The amount of conductive particles present in the anisotropic conductive film depends on the lattice pitch of the planar lattice pattern and the average particle size of the conductive particles, and is generally 300 to 40,000 particles/mm ² .

(distance between adjacent grid points)

Furthermore, the distance between adjacent lattice points in a hypothetical planar lattice pattern in the anisotropic conductive film is preferably at least 0.5 times the average particle size of the conductive particles, more preferably at least 1 time, and even more preferably at least 1 time but no more than 20 times. Within this range, when the anisotropic conductive film of the present invention is used in an anisotropic conductive connection, better initial conductivity and post-aging conductivity reliability can be achieved, and the occurrence of short circuits can be further suppressed.

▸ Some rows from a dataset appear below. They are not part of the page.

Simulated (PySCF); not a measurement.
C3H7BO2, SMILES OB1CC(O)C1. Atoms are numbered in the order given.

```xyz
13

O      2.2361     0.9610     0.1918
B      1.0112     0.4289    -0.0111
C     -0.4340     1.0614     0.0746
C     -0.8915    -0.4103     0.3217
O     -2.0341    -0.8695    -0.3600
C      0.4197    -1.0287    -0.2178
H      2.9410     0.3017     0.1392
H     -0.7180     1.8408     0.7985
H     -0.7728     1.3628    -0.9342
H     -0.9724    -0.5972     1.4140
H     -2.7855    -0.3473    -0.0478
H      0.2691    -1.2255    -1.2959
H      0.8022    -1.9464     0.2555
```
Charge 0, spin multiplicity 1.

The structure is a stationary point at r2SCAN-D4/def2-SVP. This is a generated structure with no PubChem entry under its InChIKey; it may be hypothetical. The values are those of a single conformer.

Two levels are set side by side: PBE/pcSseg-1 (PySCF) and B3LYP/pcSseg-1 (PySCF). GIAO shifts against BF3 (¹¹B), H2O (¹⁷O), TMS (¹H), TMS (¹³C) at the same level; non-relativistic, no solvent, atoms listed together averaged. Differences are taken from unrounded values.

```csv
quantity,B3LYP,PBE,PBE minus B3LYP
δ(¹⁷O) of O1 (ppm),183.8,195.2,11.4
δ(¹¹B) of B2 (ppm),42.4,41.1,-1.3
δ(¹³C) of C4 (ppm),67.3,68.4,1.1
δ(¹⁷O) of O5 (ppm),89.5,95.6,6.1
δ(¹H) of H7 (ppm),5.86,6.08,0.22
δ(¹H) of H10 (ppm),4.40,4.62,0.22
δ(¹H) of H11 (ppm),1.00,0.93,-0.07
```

(Insulating adhesive base layer)

As the insulating adhesive base layer 11, a layer used as an insulating adhesive base layer in a known anisotropic conductive film can be appropriately selected and used. For example, a photo-radical polymerizable resin layer containing an acrylate compound and a photo-radical polymerization initiator, a thermal-radical polymerizable resin layer containing an acrylate compound and a thermal-radical polymerization initiator, a thermal-cationic polymerizable resin layer containing an epoxy compound and a thermal-cationic polymerization initiator, a thermal-anionic polymerizable resin layer containing an epoxy compound and a thermal-anionic polymerization initiator, or a cured resin layer thereof can be used. In addition, these resin layers can be appropriately selected to contain a silane coupling agent, a pigment, an antioxidant, a UV absorber, etc., as needed.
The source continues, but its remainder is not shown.